Finance director Jean Anderson, Nelson’s successor, said Sailboats Inc.’s marina revenues are confirmed independently by outside auditors in reviews of the company’s annual financial statements.

“We haven’t changed anything as far as anybody going down there and doing counts of anything,” she said.

Culley defends those reported revenues as legitimate, adding there’s never been language in his city lease requiring boat counts. He said the city of Superior receives a greater share of the revenues from its marina than do other Wisconsin cities with similar marina operations.

“This year we’ll pay about $250,000,” he said. “Not only are they getting their fair share, they’re getting more.”

Sailboats Inc.’s Barker’s Island lease agreement did change in 1999, putting a bit more of a pinch on the business. The city now collects 65 percent of seasonal dock revenues, up from 60 percent in the original lease.

Culley’s neither a stranger to controversy nor politics, although his political activity and influence in Republican circles — and that of his wife Lynda — ripples far from Superior’s waterfront.

They are longtime supporters of former Wisconsin Gov. Tommy Thompson and his successor, Gov. Scott McCallum. Culley said he met Thompson in 1987, and the two remained “fairly close” after that, with Culley providing financial support for Thompson’s campaigns.

Thompson appointed Culley to the state’s Tourism Council on which he served for nine years. Culley also has served on the Wisconsin Coastal Management Council for 10 years.

Lynda Culley, a retired senior report analyst for Minnesota Power, served on Gov. Thompson’s judicial review board and the State Public Defender’s advisory committee. She also was a member of McCallum’s transition team advisory committee as he was stepping up to replace Thompson early in 2001. Thompson was tapped by President Bush as U.S. Health and Human Services secretary.

Superior attorney Toby Marcovich, a Democrat and a member of the University of Wisconsin Board of Regents, describes his longtime friend Jack as a “major figure” in Republican politics. Marcovich said he was named to the university’s governing board, in part, because Culley went to bat for him.
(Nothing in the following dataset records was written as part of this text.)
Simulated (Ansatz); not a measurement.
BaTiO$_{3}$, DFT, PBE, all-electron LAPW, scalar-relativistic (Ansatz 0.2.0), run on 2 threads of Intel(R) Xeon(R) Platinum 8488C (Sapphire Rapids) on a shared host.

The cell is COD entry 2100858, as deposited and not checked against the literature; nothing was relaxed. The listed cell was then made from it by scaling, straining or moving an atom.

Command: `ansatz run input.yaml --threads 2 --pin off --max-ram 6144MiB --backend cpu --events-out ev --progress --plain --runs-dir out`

“He is consulted, frequently I believe, in matters of importance by the Republican administration,” Marcovich said. “He’s probably one of the best things to happen to Superior. He’s an energetic supporter of the city. I suppose there are other people that could have made Barker’s Island Marina a successful business, but I doubt if there’s anyone that could have made it more successful than Jack.”

Management arrangements for publicly-owned marinas are complex and vary widely, which makes it hard to compare Culley’s Barker’s Island deal with others.

The city of Sheboygan, WI, for example, has a 280-slip marina that is managed by Skipper Bud’s, a company the manages several U.S. marinas. The city pays Skipper Bud’s an annual operating fee and keeps all revenues—essentially the opposite of the Barker’s Island deal. “Every city has a different arrangement, so it becomes difficult to compare,” said Jean Dernehl of Skipper Bud’s.

The city of Manitowoc has a large marina it has leased to Sailboats Inc. since 1984. That deal is more complex than a simple percentage, but Culley said it’s a better deal for his company than the Barker’s Island lease in Superior.

From time to time, the city of Superior has considered selling Barker’s Island Marina, but determined the asking price would be steep, said Anderson, the city’s finance director. “Comparing the amount of money that the city currently takes in—which is generally $180,000 to $200,000 a year, that goes directly to the city—if we wanted to receive that same amount in the form of a tax payment, that marina would have to be sold for something like $20 million,” she said.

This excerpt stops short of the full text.